House Democrats released an image of a birthday message that President Donald Trump allegedly sent to Jeffrey Epstein in 2003 on Monday afternoon, fueling the calls for Congress to release the Epstein files.
The Wall Street Journal was the first to report the existence of the card. Trump has denied writing the letter, filing a $10 billion defamation lawsuit against the newspaper.
In the letter, Trump tells Epstein “we have certain things in common, Jeffrey” and in another image, a book autographed by Trump for Epstein around 1997, where he wrote: “To Jeff, you are the greatest!”
The White House and Trump have denied Trump wrote the letter. White House deputy chief of staff Taylor Budowich posted on X that the note should help Trump’s legal case because “it’s not his signature.”
“Time for @newscorp to open that checkbook, it’s not his signature. DEFAMATION,” he wrote.

However, there are other examples of Trump signing just his first name, including one from 1984 that was published in The New York Times in 2016 and another from 1999 on an auction house’s website, appeared similar to the one posted by House Democrats. George Conway, a lawyer and former Trump supporter turned critic, posted on social media a thank you note dated April 2006 with a signature that also was the same as the one in the 2003 Epstein note.
White House press secretary Karoline Leavitt said slammed the story, calling it a Democrat hoax on X.

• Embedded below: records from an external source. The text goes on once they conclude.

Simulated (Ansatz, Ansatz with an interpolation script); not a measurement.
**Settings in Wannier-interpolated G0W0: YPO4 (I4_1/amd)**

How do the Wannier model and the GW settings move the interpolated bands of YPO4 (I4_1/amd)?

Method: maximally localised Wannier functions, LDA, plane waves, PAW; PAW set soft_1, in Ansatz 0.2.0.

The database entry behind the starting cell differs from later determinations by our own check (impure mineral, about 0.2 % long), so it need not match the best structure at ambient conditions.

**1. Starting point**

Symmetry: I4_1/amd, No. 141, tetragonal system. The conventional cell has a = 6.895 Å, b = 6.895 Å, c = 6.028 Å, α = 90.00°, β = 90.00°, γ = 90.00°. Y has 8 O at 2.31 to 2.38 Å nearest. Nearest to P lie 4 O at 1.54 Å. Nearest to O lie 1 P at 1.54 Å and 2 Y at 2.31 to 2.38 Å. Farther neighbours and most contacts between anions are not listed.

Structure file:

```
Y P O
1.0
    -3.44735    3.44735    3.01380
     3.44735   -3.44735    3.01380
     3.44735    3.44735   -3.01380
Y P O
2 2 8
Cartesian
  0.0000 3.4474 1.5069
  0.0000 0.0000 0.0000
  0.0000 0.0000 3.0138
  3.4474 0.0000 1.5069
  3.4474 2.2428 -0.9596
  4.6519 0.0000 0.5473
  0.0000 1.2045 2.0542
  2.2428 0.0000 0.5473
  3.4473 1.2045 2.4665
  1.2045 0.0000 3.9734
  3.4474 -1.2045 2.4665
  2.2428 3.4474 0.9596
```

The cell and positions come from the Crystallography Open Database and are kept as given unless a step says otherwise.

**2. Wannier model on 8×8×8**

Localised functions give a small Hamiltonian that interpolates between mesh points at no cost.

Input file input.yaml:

“As I have said all along, it’s very clear President Trump did not draw this picture, and he did not sign it,” she said in a post on X. “This is FAKE NEWS to perpetuate the Democrat Epstein Hoax!”
Vice President JD Vance posted a response to Leavitt’s statement, saying the release of the documents was “another fake scandal” and calling it a “smear.”
“No one is falling for this BS,” he added.
The new release calls into question how close Trump, the first convicted felon to be President, and Epstein, a high profile a pedophile and child sex trafficker, were.